SIP Newsletter #21

Brussels, January 26th, 2005

Escrow - the continuity of SIP

Dear Score user,

Recently I mentioned on this forum that SIP, like SCORE, is a one-man show and therefore lives as long as its owner. Someone hinted about the likelihood of me being hit by a trolley and indeed from where I am writing (Nantes, France), this is a remote possibility. But, dear customers, do not despair. I have taken measures to assure product continuity for the days when I am no longer capable or willing of providing support and coming up with upgrades. The solution, or at least part of it, is software escrow.

"Software escrow means deposit of the source code of the software into an account held by a third party escrow agent. Escrow is typically requested by a party licensing software (the "licensee"), to ensure maintenance of the software. The software source code is released to the licensee if the licensor files for bankruptcy or otherwise fails to maintain and update the software as promised in the software license agreement".

What this means in plain English is that there is a third party where, at the cost of copy and handling you can get the complete source code of SIP, or the third party may publish the source code on Internet. As of when this will be possible is between the third party and me or our heirs. The agent will announce on the forum when the material becomes available. It has been deposited there and will be updated once every year. It is not much but it is the best I can do. Perhaps Leland Smith could make an identical arrangement.

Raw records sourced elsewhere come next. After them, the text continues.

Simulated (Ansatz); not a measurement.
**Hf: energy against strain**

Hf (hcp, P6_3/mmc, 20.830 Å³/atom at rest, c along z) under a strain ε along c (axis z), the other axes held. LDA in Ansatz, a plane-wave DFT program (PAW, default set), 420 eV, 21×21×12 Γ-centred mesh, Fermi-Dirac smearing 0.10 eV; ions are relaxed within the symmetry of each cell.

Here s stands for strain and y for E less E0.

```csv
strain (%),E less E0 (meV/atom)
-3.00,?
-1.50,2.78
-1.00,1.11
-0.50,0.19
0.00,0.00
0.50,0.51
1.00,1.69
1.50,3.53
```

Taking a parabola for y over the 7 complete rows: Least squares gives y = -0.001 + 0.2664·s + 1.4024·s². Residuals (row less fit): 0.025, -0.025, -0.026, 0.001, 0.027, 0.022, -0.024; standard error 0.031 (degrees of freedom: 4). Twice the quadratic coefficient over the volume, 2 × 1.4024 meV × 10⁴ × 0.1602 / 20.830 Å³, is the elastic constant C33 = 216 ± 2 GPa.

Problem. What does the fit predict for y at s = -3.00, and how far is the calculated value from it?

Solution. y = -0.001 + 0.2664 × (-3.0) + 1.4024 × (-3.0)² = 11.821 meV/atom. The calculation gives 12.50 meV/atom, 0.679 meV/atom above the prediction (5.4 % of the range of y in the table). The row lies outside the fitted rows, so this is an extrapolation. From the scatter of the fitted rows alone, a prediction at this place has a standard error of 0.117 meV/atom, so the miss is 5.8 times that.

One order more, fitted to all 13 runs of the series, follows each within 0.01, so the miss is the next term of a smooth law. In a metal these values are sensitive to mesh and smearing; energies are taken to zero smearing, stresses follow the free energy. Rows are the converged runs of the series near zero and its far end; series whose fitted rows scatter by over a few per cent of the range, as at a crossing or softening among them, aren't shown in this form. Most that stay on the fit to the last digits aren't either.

Practically, this means that only those with programming skills will be able to make fixes and extensions to the software. Within the forum there are a couple of people with the right background. The required background is basically (1) programming experience; (2) knowledge of DOS; (3) knowledge of SCORE and computer engraving. When someone will effectively make new versions of SIP modules, he may want to ask money for it which by then is really no longer my problem. As the software has been written in a variety of languages, specific requirements have been or must be taken to create the necessary development environment. See the technicalities at the end of this text.

Risks and termination
The escrow mechanism of course depends on a few facts that we take for granted today: - there will be MS-DOS and there will be Windows - DOS programs can run on a Windows system - there will be compatible development tools for those currently being used - SCORE will still be around and running on compatible platforms When a time comes where Score, DOS or Windows are just museum pieces and historical references, the escrow scheme has come to an end.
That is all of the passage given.